But central bank efforts to slow economic growth and inflation via interest rate hikes have sparked volatility in equity markets and prompted many tech firms to pivot from seeking revenue growth at all costs and valuation maximization to earnings delivery and stronger balance sheets.
Concerned that they had grown too quickly, and in anticipation of weakening consumption and a slowdown in online activity growth, many companies have reversed course and cut jobs. Technology industry layoff tracker Layoffs.fyi estimates that nearly 140,000 sector employees have been laid off so far this year. For most tech firms, IT or cloud spending is typically correlated with headcount growth, according to a UBS equity strategist.
But Loh argues that much of that impact is being felt in established markets such as the US and Europe, whose data center markets are more developed than those in Asia. Regional dynamics suggest data center investment will continue in the APAC region, he said.
Growth drivers
The e-Conomy SEA 2022 report, commissioned by Google, Temasek and Bain, estimates that Southeast Asia’s digital economy will grow to USD 330bn (in gross merchandise value) by 2025 from almost USD 200bn in 2022.
Demand from regional tech players such as Bytedance and Sea — which have signed on as anchor tenants for several data centers still under development and have yet to aggressively pursue self-builds —underpins prospects for data center expansion in Asia.
As more companies in Asia’s emerging markets digitize their workflow through the use of enterprise resource planning and human resources software, demand for hyperscalers — large cloud service providers — will grow, according to the equity strategist. Venture capital firms think demand for software as a service, or SaaS, solutions by small- and medium-sized companies will result in an 87% increase in regional deal activity, according to the e-Conomy report.
The investment bias toward larger data centers is reflected in Infralogic data, which show that between 2019 and 2022, the average investment size per project grew to USD 407m from USD 223m. And rising capex means growing demand for financing.
“Scale matters now,” said Loh. “The market is trending towards bigger players with deep pockets to execute such [hyperscale] deals.”

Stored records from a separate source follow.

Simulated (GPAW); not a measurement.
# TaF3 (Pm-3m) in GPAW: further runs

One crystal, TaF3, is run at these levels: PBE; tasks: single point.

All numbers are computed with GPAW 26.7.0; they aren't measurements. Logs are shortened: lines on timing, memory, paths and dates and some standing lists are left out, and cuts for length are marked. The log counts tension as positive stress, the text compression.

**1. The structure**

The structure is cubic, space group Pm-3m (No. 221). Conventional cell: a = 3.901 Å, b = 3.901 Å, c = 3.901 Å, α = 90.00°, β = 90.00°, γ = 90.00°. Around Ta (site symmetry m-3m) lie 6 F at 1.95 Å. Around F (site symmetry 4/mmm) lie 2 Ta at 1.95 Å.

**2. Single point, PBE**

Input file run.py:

New data center developers are often cash rich, said the equity strategist. Since 2019, the top 5 data center investors globally — nearly all of whom are backed by major asset managers such as EQT Partners, Vanguard Group and KKR — account for 42% and 29% of closed greenfield data center projects by value and volume, respectively, according to Infralogic data.
Moreover, over half of both launched and pre-launch data center-focused funds tracked by Infralogic are focused primarily on Asia, and are domiciled in Asia, reflecting a heavy focus on intra- rather than extra-regional investment:
Malaysia rising
Much Asian data center deal activity is currently focused in the more-developed internet markets of the Northeast, with China, South Korea, and Japan accounting for USD 12.82bn in live data center projects. But Malaysia has emerged as a standout in terms of regional development with over USD 7.7bn in live data center projects:
Malaysia has a digitally literate population and an increasingly digitized service sector where 87% of households use the internet and 60% engage in online financial transactions, according to the Association of Southeast Asian Nations’ ASEAN Digital Masterplan 2025 — suggesting the nation is well positioned to house data center developments.
The Malaysian state of Johor has been able to leverage its proximity to Singapore to drive investment and become a regional data center hub with closed and ongoing projects by corporates such as Keppel, YTL, and Chindata. “A huge part of this has to do with the moratorium situation here,” said Loh.
In 2019, the Singaporean government ordered a moratorium on new data center development, citing their intensive use of land, water and energy — all resources that are in short supply. Though the moratorium ended last year, Singapore’s government intends to be more selective of new projects, particularly in terms of their sustainability. “This has and continues to yield a lot of spillover effects for Johor,” said Loh.
A data center campus on the Malay-Thai border that is seeking to raise USD 2.3bn from investors follows a similar trend of betting on geographic proximity and regional connectivity. The campus joins another data center at the Delapan Special Border Economic Zone which was designated in 2022 by DE-CIX — an internet exchange operator — to facilitate cross-region internet traffic.